Game Changes, and Doesn’t, for State Housing Policy after Elections
As a result of November’s election, state housing advocates in Minnesota are gearing up for the legislative session with a major change in the composition of the legislature. With Democrats to command control of the House and Senate next year, housing advocates will be working with a different set of legislative leaders, some of whom have been long-time housing supporters.
The Democrats wrapped up the vote with a net gain of eleven seats in the House and ten seats in the Senate, to wrest control of both chambers by margins of 73-61 and 39-28, respectively. A full one-third of the state’s legislators will be new this session, leaving plenty of room for education of folks on housing issues.
But there’s also a lot that doesn’t change. For one, MHP will continue to work with many supportive legislators on both sides of the aisle. For another, Minnesota still faces a formidable deficit – to the tune of $1.1 billion for the next two-year budget cycle. We will be watching to see how Gov. Dayton and the legislature will approach raising revenues and funding programs, given the new balance of power.
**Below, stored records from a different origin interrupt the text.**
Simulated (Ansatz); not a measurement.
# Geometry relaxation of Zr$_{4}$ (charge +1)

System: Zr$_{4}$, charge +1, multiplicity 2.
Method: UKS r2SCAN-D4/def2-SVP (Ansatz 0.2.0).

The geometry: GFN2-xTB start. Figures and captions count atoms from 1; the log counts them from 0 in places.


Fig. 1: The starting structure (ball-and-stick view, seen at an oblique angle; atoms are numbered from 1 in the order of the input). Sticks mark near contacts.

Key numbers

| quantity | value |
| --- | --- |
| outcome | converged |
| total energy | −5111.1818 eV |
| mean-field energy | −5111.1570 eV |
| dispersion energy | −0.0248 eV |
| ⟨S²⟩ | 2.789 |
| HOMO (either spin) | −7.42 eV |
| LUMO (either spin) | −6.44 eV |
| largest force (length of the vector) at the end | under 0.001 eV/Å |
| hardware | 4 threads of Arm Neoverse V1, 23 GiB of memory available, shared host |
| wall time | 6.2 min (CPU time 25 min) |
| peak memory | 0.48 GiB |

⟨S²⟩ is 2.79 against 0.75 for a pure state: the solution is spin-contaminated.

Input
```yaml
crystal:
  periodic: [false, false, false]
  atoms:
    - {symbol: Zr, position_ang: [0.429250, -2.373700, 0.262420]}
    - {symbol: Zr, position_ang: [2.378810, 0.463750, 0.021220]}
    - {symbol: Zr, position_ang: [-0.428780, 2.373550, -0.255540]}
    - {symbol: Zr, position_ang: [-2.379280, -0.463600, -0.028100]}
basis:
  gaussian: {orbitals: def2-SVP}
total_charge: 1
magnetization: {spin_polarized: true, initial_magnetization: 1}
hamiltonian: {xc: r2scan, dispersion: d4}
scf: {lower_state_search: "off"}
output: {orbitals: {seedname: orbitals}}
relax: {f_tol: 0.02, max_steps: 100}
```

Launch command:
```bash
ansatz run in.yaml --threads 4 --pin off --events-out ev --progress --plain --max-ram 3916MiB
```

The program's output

And lastly, Minnesota’s need for affordable housing and services for people facing homelessness has not diminished. With 1 in 7 Minnesotans paying half or more of their income for housing, far too many families face tough choices to make ends meet.
Housing Poised for 2013
In 2013, many important priorities will need attention at the state capitol. Yet housing and homelessness is well-positioned to hold the interest of lawmakers on both sides of the aisle. The strong connection between quality affordable housing, economic competitiveness, jobs, and viability of local communities can be embraced by those across the political spectrum.
In addition, housing advocates are hopeful for a strong year ahead, thanks to the ongoing work of the Homes for All coalition, which formed last year. Homes for All is made up of Minnesota housing and homelessness organizations, including MHP, working to develop and advocate for common policy initiatives for stable and affordable housing in Minnesota. Homes for All will be looking to build on last year’s collaborative success in securing a bonding bill that included $37.5 million for housing.
Welcoming Back Housing Supporters
Many legislators who have invested substantial energy into addressing our state’s housing needs are returning this session, and some are returning as committee chairs overseeing housing policy and finance. Sen. Tomassoni has been assigned as Chair of Environment, Economic Development and Agriculture Finance and Sen. Sheran as Chair of Health, Human Services and Housing in the Senate. Rep. Karen Clark will be the Chair of Housing Finance and Policy in the House. We are also pleased that Sen. Hayden, a champion of housing, has been picked as the Senate’s Deputy Majority Leader. Click on the following links for a list of Senate and House Leadership and Committee Chairs.
A Powerful Housing Ally Loses a Seat
Rep. Larry Howes, a strong housing supporter, will not be returning in the next legislative session. He lost running against DFL incumbent John Persell, who became his opponent after redistricting. Rep. Howes was instrumental in ensuring that housing and homeless programs were included in the bonding bill last session. Politics in Minnesota noted about Howes:
The seven-term legislator and Capital Investment Committee chair was part of the dwindling contingent of old-school, get-a-deal-done Republican moderates at the Legislature. . . . As a vote-herder and political operator, he had few equals in either chamber.
Another strong housing supporter and former Vice Chair of Jobs and Economic Development, Rep. Carol McFarlane, has retired from her seat. We wish the both of them best of luck in their future endeavors.
Did You Know? A Fun State Policy Fact
Look for more soon in the Capitol Connect blog, as we move towards the start of the state legislative session.
In the meantime, we were intrigued to learn that during November’s election, more Minnesotans voted on the marriage amendment than for Obama or Romney. Voter turnout was 76%.